Replace Your Soap with Soapy Plants

stack of colorful bar soap

Sick of chemical-filled soaps that leave your hands feeling dirtier than before you washed them? Then we’ve got the project for you! Do it yourself soap with soapy plants! It’s as simple as adding water.

The following project is from When Technology Fails by Matthew Stein. It has been adapted for the web.


There is something inherently satisfying about making soap. Maybe it relates to the 4,500+ year history of human soap making; maybe it simply reflects a desire to keep the jungle at bay and put our stamp on our personal environment. For pioneer women, soap making was an annual event, often lasting for days while lye was leached from wood ashes saved from the winter fires and then cooked with fat as the spring thaw began.
—Dr. Robert S. McDaniel, Essentially Soap

Soaps and detergents are both known as surfactants. Surfactants reduce the surface tension of water, causing the water to fully wet both the object to be cleaned and the debris, encouraging the debris to wash away. According to Susan Miller Cavitch, author of The Soapmaker’s Companion, soap molecules also have a distinct head and tail, one end having an attraction to water and the other end having an attraction to dirt. This property helps soap molecules to connect the dirt to the water, further enabling the water to wash away the dirt.

Soapy Plants

There are a number of plants that can be used as a substitute for soap without any chemical processing. These plants contain naturally occurring soap-like substances, called saponins. Bouncing bet (also called soapwort), clematis, and yucca are three common North American plants with significant saponin content. It has been said that Native Americans bathed regularly and were often appalled by the smell of white pioneer men. To use any of these plants for soap, chop up the appropriate part of the plant and rub it between your hands with some water or dry it for future use. Before trying a full dose on your body, test for allergic reactions by rubbing a bit onto the inside of your wrist and waiting one day to make sure there is no adverse reaction. Because saponins are somewhat poisonous, and Native Americans have used them to paralyze fish, you do not want to eat these plants, except perhaps for the edible fruits and flowers of the yucca family (Brill 1994, 134).

Bouncing Bet

drawing of bouncing bet

Figure 14-1. Bouncing bet. Illustration courtesy of Earth Knack: Stone Age Skills for the 21st Century by Bart and Robin Blankenship (Gibbs Smith, 1996).
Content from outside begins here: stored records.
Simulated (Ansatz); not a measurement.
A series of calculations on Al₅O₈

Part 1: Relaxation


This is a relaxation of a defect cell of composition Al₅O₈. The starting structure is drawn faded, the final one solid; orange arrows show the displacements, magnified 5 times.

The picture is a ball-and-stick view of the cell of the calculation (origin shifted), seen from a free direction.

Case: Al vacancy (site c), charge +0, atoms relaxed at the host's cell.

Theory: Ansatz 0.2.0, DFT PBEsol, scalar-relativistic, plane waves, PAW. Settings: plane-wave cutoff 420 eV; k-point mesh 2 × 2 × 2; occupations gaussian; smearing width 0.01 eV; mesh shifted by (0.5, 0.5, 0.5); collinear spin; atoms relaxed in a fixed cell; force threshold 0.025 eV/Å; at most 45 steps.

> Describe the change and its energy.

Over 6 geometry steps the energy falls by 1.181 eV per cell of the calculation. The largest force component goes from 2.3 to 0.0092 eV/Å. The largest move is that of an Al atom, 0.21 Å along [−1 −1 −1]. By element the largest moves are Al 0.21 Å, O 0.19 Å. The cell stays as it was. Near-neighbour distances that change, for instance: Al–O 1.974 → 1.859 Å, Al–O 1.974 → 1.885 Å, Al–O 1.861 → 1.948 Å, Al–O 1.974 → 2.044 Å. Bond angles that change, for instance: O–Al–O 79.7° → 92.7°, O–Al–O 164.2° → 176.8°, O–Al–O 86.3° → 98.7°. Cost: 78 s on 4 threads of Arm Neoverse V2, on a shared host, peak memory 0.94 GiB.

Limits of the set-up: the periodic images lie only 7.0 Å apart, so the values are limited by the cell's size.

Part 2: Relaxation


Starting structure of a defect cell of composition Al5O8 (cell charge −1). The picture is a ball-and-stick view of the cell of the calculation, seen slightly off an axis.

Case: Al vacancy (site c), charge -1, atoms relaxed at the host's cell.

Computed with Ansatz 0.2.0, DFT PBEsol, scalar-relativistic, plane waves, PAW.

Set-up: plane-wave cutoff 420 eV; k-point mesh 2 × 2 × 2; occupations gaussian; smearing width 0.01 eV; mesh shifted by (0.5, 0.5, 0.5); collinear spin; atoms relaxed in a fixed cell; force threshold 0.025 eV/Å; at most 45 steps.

Do not use bouncing bet on your face, because it is very irritating to the eyes. Collect bouncing bet in the late summer to fall. Found nationwide, it is easiest to identify by its pretty white or pink flowers with five petals. You can use the entire plant (Blankenship and Blankenship 1996,142).

Clematis

drawing of clematis

Figure 14-2. Clematis. Illustration courtesy of Earth Knack: Stone Age Skills for the 21st Century by Bart and Robin Blankenship (Gibbs Smith, 1996).

Clematis is a common climbing vine with white or purple flowers, and is often found dominating the tops of trees. Collect the leaves and flowers for use as soap (Blankenship and Blankenship 1996,142).

YUCCA, AGAVE, SPANISH BAYONET, SOTOL, AND JOSHUA TREE

drawing of saponins root

Figure 14-3. Yucca. Illustration courtesy of Earth Knack: Stone Age Skills for the 21st Century by Bart and Robin Blankenship (Gibbs Smith, 1996).

These traditional desert-dwelling plants also contain saponins. The root contains the most saponins, but use of the root kills the plant, so please don’t use this plant frivolously. If you are pounding and soaking the leaves for fiber to make cordage, the soaking water will contain sufficient saponins for bathing (Blankenship and Blankenship 1996,143).